International Diversification: Stepping outside the Comfort Zone
Some say investors should step step away from domestic markets to benefit from international diversification. The world has changed, and global financial markets are more interconnected.
Aug. 18 2016, Published 11:49 a.m. ET
Targeting countries and regions
Investors may be trepid when adding international investments to a portfolio because deciding where to start is not an easy feat. One of the ways closed-end funds can help in this area is the availability of country and region-specific funds. This enables investors to customize their portfolio to meet their goals.

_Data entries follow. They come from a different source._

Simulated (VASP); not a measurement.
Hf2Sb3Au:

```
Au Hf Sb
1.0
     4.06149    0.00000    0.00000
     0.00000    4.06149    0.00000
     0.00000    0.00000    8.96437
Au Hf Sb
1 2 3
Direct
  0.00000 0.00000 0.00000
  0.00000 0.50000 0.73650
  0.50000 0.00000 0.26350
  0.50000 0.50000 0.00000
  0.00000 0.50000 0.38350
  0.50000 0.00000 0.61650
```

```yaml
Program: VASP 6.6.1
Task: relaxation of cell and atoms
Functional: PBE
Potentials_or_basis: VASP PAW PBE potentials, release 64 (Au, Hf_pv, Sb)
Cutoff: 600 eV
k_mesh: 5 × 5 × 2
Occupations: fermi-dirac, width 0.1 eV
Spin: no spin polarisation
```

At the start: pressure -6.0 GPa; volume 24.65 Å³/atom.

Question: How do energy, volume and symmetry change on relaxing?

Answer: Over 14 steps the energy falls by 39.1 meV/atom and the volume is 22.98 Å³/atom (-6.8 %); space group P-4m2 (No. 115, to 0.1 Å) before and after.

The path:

Country-specific funds give investors the ability to customize their international portfolios based on convictions about individual countries. Regional closed-end funds make it possible to gain exposure in areas where a country-specific fund may not be available. Either way, closed end funds can be a flexible and practical way for investors to enter international markets and diversify their portfolio with global assets. In a recent Aberdeen Asset Management survey, 52% of those polled said they would recommend a closed-end fund in order to gain exposure to a certain asset class, sector or country.
Knowing where to go
Reaping the benefits of international diversification first requires investors to look beyond their comfort zone to opportunities outside of their domestic market. The next important step requires an understanding of what is happening abroad. The world has changed dramatically over the past few decades. The Morgan Stanley Capital International (or MSCI) indices provide an example of how investable global opportunities have greatly expanded over the last 40 years. In 1970, when MSCI was beginning to establish its global stock indices, its global universe comprised 16 countries in only the main developed markets.
Market Realist – Stepping away from domestic markets
Some say investors need to step step away from their domestic markets in order to benefit from international diversification. The world has changed, and global financial markets are more interconnected than ever before. Investors may want to allocate their assets accordingly.
The above graph from Bank of America Merrill Lynch provides food for thought by mapping world markets by their free-float equity market capitalizations.
The above graph shows the prevalence of equity home bias by country at the end of 2014. While the global index weight for the United States (VTI) (SPY) was only 51%, investor holdings in domestic equities was a whopping 79.1%.
This skew toward domestic equities was rampant in other developed nations (EFA) as well. The global index weights for Canada (EWC), the United Kingdom (EWU), Australia (IAF), and Japan (JEQ) were only 3.4%, 7.2%, 2.4%, and 7.2%, respectively. Investor holdings in domestic equities were 59%, 26.3%, 66.5%, and 55.2%, respectively.[1. source: Vanguard]
Only when investors recognize their penchant for equity home bias and step outside their comfort zones can they possibly reap the benefits of international diversification.